John and David will be giving a talk next week Wednesday (October 10) in Stanford's Computer Systems Colloquium (EE380). The topic is Computer Architecture; the title has not yet been announced. Expect it to be up on YouTube at https://www.youtube.com/playlist?list=PLoROMvodv4rMWw6rRoeSp... on Thursday or Friday next week.
Great talk! My main takeaway is that they advocate hardware-software co-design to improve performance. Performance issues push software in the direction of domain-specific languages, and hardware in the direction of domain-specific architectures (e.g. TPUs for machine learning).
I think DSLs have a lot of advantages for software engineering reasons, but not everyone agrees. But it doesn't appear to be debatable that they have advantages for performance!

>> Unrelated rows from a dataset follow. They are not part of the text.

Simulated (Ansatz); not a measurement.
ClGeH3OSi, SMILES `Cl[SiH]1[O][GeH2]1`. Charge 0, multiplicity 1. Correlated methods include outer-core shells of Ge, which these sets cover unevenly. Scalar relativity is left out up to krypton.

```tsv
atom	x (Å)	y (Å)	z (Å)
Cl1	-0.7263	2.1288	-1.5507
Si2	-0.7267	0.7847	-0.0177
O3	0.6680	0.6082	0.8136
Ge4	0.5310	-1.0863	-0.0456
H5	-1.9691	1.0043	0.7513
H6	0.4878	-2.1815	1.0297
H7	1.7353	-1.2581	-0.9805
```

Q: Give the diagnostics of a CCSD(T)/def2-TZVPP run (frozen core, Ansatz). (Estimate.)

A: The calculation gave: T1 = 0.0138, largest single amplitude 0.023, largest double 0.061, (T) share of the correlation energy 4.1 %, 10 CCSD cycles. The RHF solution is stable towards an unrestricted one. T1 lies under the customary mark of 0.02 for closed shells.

Well hand TPU for ML is a great example (about x1000 speed improvement for tensor computation over a CPU).
BUT ....
TPU is just a specialized GPU which has been around for 20 years? So very slow evolution of a pre-existing HW component
Deep learning has been around for 5 years and we already have 2 or 3 generation of frameworks. So very rapid revolution of DSL implemented on abstracted HW
What maybe i am trying to say that a "sufficiently-clever-compiler" can probably make more progress in cache performance that waiting for a great new memory-cpu architecture to appear ?